Opinion
2018-1778 D CR
03-18-2021
Niall Macgiollabhui, for appellant. Dutchess County District Attorney ( Kirsten A. Rappleyea of counsel), for respondent.
Niall Macgiollabhui, for appellant.
Dutchess County District Attorney ( Kirsten A. Rappleyea of counsel), for respondent.
PRESENT: TERRY JANE RUDERMAN, P.J., JERRY GARGUILO, ELIZABETH H. EMERSON, JJ.
ORDERED that the judgment of conviction is affirmed.
Defendant was charged with, among other things, driving while intoxicated (common law) ( Vehicle and Traffic Law § 1192 [3] ). Defense counsel moved to suppress the evidence on the ground, among others, that the search and seizure of defendant was unlawful.

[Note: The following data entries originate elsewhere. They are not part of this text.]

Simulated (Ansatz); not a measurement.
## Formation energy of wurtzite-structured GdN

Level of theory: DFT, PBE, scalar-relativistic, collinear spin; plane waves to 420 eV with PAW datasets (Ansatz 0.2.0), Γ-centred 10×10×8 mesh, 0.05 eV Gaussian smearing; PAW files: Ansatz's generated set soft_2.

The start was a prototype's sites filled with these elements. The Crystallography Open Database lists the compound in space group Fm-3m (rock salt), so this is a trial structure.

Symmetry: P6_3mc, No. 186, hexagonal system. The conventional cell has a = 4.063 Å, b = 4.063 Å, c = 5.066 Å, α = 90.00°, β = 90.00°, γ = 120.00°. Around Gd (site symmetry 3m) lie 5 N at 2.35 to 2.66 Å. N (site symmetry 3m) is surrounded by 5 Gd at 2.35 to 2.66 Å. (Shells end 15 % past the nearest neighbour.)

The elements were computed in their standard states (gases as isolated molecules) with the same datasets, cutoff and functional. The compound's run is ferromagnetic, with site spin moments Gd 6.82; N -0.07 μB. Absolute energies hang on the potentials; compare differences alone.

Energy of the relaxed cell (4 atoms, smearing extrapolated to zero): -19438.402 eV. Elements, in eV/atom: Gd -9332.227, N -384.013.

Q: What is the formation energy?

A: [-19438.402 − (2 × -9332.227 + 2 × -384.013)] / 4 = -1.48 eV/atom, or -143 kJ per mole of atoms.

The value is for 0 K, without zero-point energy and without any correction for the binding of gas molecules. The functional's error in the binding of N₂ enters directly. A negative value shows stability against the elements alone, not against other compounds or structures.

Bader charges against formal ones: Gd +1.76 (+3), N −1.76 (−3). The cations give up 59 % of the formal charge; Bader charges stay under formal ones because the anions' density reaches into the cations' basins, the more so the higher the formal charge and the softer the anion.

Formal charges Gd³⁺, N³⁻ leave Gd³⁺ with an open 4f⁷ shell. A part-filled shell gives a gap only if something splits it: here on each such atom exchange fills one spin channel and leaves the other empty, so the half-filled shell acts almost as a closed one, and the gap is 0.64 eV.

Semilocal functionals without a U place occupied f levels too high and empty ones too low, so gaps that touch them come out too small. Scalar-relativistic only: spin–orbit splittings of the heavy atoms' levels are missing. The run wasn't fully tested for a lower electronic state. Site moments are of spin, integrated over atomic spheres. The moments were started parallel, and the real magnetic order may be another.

At a suppression hearing, Lieutenant Frank LaMonica testified that, while on patrol, at around 1:42 a.m., in the area of Freedom Plains Road, he observed a vehicle with its headlights on, parked at a gas station between two gas pumps, with the engine running. He found it odd for the vehicle to be at that location because the gas station was closed. As he drove by the vehicle, he saw that the driver was sitting behind the steering wheel with his head slumped forward. He went to "check on [the driver to] make sure everything was all right." He banged on the driver's side window, but there was no response. He opened the unlocked door and shook the driver. At that point, he detected the odor of an alcoholic beverage emanating from defendant's breath. Defendant was subsequently arrested.
The Justice Court denied defendant's motion to suppress the evidence. Defendant thereafter pleaded guilty to the charge of driving while intoxicated (common law) in full satisfaction of the outstanding charges. On appeal, defendant contends that the police officer's act of opening the door to defendant's vehicle and leaning inside constituted an unlawful search, since there was no probable cause to do so.
"Unlike stopping a moving vehicle, an approach [to] an occupied, stationary vehicle to request information, including identification and information related to the lawful operation of the vehicle, is permitted where there is ‘an objective, credible reason’ for doing so" ( People v Stevenson , 149 AD3d 1271, 1272 [2017], quoting People v Ocasio , 85 NY2d 982, 984 [1995] ). There is no clear definition as to what constitutes a sufficient "objective credible reason" to justify an initial approach to a legally parked automobile ( see e.g. People v Wheeler , 2 NY3d 370, 374 [2004] ["whether police interference is reasonable requires a weighing of the government's interest against an individual's right to privacy and personal security"]). "Among other functions, the police [ ] are charged with the protection of constitutional rights, the maintenance of order, the control of pedestrian and vehicular traffic, the mediation of domestic and other noncriminal conflicts and supplying emergency help and assistance" ( People v De Bour , 40 NY2d 210, 218 [1976] ).
Here, there was no automobile stop but merely an approach to a vehicle, at 1:42 a.m., parked at a closed gas station. Lt. LaMonica's credible observations of defendant, who appeared to be asleep or passed out in the vehicle in the early morning hours with the vehicle's lights on and the engine running, provided an objective reason to exercise, if nothing else, his "public service function" pursuant to which the police have "wide latitude to approach people and ask for information" ( People v Thomas , 19 AD3d 32, 39 [2005] [internal quotation marks omitted]), and to provide emergency help and assistance. When Lt. LaMonica repeatedly banged on the window of defendant's vehicle and defendant, who was either asleep or unconscious, did not respond, Lt. LaMonica was not engaged in his criminal law enforcement capacity when he opened the door of the vehicle to determine whether defendant was well and, if necessary, to provide assistance ( see id. ; People v Scire , 57 Misc 3d 157[A], 2017 NY Slip Op 51661[U] [App Term, 2d Dept, 2d, 11th & 13th Jud Dists 2017]). Consequently, defendant's motion to suppress evidence was properly denied.
Accordingly, the judgment of conviction is affirmed.
RUDERMAN, P.J., GARGUILO and EMERSON, JJ., concur.